By JAMES RUTENBERG and TARA GEORGE
Daily News Staff Writers
Nonunion employees of a construction firm
at the center of Tuesday's massive demonstration said yesterday
they're victims of a harassment campaign by union members, and
many fear for their safety.
Workers at the controversial Roy Kay Inc.
construction site at 54th St. and Ninth Ave. claim union members
picketing the midtown locale have threatened them, taken pictures
of them and recorded their license plate numbers.
The Roy Kay workers would not give their
names, out of fear of retaliation, and they criticized a newspaper
that published pictures showing the faces of the nonunion men.
"One person from this job site has had
threatening calls to his house, threatening his wife and babies,"
one of the workers claimed.
The allegation could not be verified. But
Roy Kay's attorneys have filed a lawsuit asking a Manhattan Supreme
Court judge to bar protesters from picketing the site and threatening
The nonunion men also said they repeatedly
had tried to get into the unions and failed, so they eventually
took nonunion jobs to feed their families.
"They state we're taking food from their
mouths; well, we have our own kids," a construction supervisor
said. "We're paid the prevailing wage, and we get full benefits."
The construction unions - and their giant
inflatable rat - have maintained a presence outside the Roy Kay
site for weeks to protest the award of a $32.6 million contract
for construction of a subway control center to the company.
On Tuesday, tens of thousands of workers
demonstrating outside the Metropolitan Transportation Authority's
headquarters spontaneously broke off and marched toward the site.
Yesterday, pickets outside the site said
they considered the nonunion workers to be "scabs" and
the New Jersey-based Roy Kay to be a "union-buster."
But union organizers said they had no quarrel
with Roy Kay's workers and denied the allegations of harassment.
"Why are we going to intimidate somebody
who's working in there? asked Luis Montalvo, an organizer from
Laborers' Local 79. "We want to organize them. Our dispute
is with the company, not with the workers."

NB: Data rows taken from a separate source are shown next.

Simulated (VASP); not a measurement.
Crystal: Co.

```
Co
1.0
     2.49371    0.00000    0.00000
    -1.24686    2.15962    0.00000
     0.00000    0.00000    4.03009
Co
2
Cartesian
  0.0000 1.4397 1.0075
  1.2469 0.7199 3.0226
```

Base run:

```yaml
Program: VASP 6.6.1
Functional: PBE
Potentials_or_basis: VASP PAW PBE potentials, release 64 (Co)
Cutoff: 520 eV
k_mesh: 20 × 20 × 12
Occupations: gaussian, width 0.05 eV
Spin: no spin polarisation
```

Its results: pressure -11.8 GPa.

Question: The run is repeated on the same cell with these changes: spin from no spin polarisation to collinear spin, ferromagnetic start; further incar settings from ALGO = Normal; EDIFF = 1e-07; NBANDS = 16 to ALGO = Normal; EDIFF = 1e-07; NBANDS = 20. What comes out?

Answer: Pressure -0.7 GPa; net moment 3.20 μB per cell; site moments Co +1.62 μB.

Meanwhile, Gov. Pataki and MTA Chairman Virgil
Conway yesterday said they would make no decision on the status
of the Roy Kay contract until the state Labor Department has completed
its investigation into the company.
The department has accused the company of
lying about safety violations and failing to keep accurate records
on the number of hours worked by apprentices. The agency is due
to make a ruling in August.
Company officials could not be reached for comment.